Thu, 25 Sep 1997

Iman's works reflect yearning for natural environment

By R. Fadjri

YOGYAKARTA (JP): Woodcutting, an old technique, is thriving through the creative vision of artist Yamyuli Dwi Iman.

With simple expressions and the symbols of a traditional world, Iman conveys the changes people in an agrarian society are undergoing.

Iman, 36, a graduate of the Indonesian Institute of Arts' graphic arts department, has captured these changes through a conventional graphic arts medium.

"The themes of my graphic works are responses to contemporary problems that a traditional community is facing," he said.

The graphic works he is exhibiting now, through to Sept. 30, at Cemeti Gallery, Yogyakarta, strongly reflect his longing for a natural environment, and at the same time, his restlessness regarding the contemporary situation.

Iman's graphic works remain two dimensional, using a woodcut technique unique to Yogyakarta.

This technique, popular among Yogyakarta's graphic artists, is essentially a deviation from the standard norm of graphic arts. The duplications produced always yield different results in each edition.

In Iman's works, the element of tradition assumes greater prominence. Faces are drawn in a decorative style while objects are from traditional, everyday life.

They include masks, antique chairs, traditional dining sets, kerosene lamps and traditional children's toys.
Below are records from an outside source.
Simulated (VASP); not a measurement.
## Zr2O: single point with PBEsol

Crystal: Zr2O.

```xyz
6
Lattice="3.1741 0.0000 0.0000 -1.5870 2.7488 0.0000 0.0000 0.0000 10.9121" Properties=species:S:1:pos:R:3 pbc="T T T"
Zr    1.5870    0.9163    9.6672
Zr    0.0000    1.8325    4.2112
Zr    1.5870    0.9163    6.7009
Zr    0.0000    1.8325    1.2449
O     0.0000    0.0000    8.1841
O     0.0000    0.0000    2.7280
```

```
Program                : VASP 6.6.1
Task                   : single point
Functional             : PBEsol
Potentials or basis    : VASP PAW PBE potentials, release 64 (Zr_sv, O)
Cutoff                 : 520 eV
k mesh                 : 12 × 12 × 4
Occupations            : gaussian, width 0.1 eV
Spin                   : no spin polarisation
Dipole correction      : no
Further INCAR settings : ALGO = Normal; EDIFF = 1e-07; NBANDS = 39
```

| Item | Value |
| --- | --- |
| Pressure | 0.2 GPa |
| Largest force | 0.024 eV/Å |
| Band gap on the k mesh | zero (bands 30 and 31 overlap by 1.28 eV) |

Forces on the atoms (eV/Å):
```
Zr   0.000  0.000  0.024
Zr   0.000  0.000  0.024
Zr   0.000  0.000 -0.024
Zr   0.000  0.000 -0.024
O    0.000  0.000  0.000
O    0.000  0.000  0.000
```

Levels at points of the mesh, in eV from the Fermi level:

Iman works on serious themes such as corruption, injustice and the irony of independence for commoners who remain poor, as well as frivolous themes such as the disappearance of traditional games of rural children.

For his theme on corruption, Menu Anti Korupsi (Anticorruption Menu), Iman put together 33 postcard-sized pictures with five different objects, printed in different editions.

There are different shapes: a kerosene lamp, a terra-cotta teapot, a rice cone inside a ceting, a plate containing tubers and petai (beans with a pungent odor, eaten raw and cooked). Could clinging to old essential values provide the anticorruption remedy?

It is strange that for such an important theme he does not use clamorous and mind-shocking expression.

Deriding

In Kursi dan Topeng (Chair and Masks), he cynically derides the bag of tricks which constantly comes with the behavior of those in power.

The theme is reflected through a red and blue antique chair, over which four different masks are hovering.

Another contemporary phenomenon is depicted in Gebyar Senjang (Glittering Gaps), a television running a dance program, with the inscription "Glittering in Millions".

Underneath the television is a telephone connection. A child is watching, holding a slingshot aimed at the television.

Iman is expressing his dislike of the popular interactive television-telephone quizzes. These quizzes offer cash prizes which, to rural people, are very large sums of money.

Village people can only watch; they cannot participate in the quizzes because they have no telephones.

"This is discriminatory, especially considering that the community is fed with the assumption that it is quite easy to win large sums of money. Low-class people can never have this opportunity," Iman said in exasperation.

In Tukang Sulap Sawah (Farmland magician) Iman further highlights the road toward what he sees as eventual consumerism through the change of rural farmland into housing complexes.

"A society may change physically," said Iman of the inevitable change, "but their traditional norms should remain," he added wistfully.

It is interesting to see Iman's strategy to get his messages across. A graphic artist whose works have been bought by many foreign collectors, he has arranged five titles, each comprising eight to nine editions of his small-sized graphic works.

His assumption is that a message will have stronger appeal for the public if it is more frequently conveyed.

He has been inspired by the mass communications techniques through advertisements or propaganda, through a row of the same posters or highly frequented broadcasts. It seems Iman has found at least one modern technique to work for a very good cause.